Hurry up and get here 2014!

I’m not sure I know where to start: it has been a while. I think I have forgotten how to think, type and construct sentences so bear with me reader: if I still have any…

Ramblings, Spoken, Rara and Panda, to name but a few, I have missed sharing your ramblings (Rambly’s ramblings- nice!) and posting my own. I have forgotten how to write, but I remember that there is a lovely community on here: if it was a thing in the real world, this blogosphere, I imagine it would be a rather bohemian cafe,  lined with books of every kind. Oooo, can I have waiters on skates delivering delicious cakes and cups of tea? I’d like a comfy seat in the corner please, where I can watch all the comings and goings of you beautiful people unobtrusively. It really has been 6 months or more since I posted: a really stressful time in which work took over my life and my health started to deteriorate. During this time, I let go, one by one, of all the things which made me, me, including writing, and become a sort of robot, shuffling through the days fizzing with stress, holding on to just enough energy to come home and be a mum. It doesn’t help that I am an all or nothing sort of person: if I can’t blog daily, I lose impetus; if I get a job which is overwhelmingly difficult, I throw myself into it determined to conquer until I fall flat on my back.
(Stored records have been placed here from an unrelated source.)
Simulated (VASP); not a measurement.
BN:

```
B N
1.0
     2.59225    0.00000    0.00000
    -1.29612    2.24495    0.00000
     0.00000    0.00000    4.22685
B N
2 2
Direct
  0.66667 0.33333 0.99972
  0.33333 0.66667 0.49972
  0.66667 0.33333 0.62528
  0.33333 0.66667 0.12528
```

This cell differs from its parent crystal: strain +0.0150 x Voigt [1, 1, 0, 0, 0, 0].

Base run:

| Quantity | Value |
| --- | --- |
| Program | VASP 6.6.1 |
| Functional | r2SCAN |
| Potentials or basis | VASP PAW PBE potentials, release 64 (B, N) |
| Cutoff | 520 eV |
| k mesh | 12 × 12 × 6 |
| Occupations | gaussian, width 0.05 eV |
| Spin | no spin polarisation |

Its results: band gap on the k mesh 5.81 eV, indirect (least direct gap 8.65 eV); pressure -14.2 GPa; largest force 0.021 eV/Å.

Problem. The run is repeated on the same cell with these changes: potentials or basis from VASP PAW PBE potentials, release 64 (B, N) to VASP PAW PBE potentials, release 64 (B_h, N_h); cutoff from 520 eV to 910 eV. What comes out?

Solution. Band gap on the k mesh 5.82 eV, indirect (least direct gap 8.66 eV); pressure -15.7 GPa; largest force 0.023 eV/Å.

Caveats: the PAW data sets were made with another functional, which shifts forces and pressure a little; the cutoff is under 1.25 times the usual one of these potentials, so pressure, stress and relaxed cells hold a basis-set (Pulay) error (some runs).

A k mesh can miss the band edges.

However, all that is about to change- fingers crossed- I found a new job, which I start in Jan of 2014. It promises to be much less stressful and I am determined to start as I mean to go on, by being good enough at it, and letting myself grow into the role slowly, instead of throwing myself into it with an unsustainable gusto. I am also going to start blogging again and accepting that I won’t be able to do it every day, so once a week or fortnight is enough! I’m learning you see….

So, Happy Christmas to all: I look forward to catching up with your year and sharing some of the year to come albeit in bite sized chunks. It’s good to be back.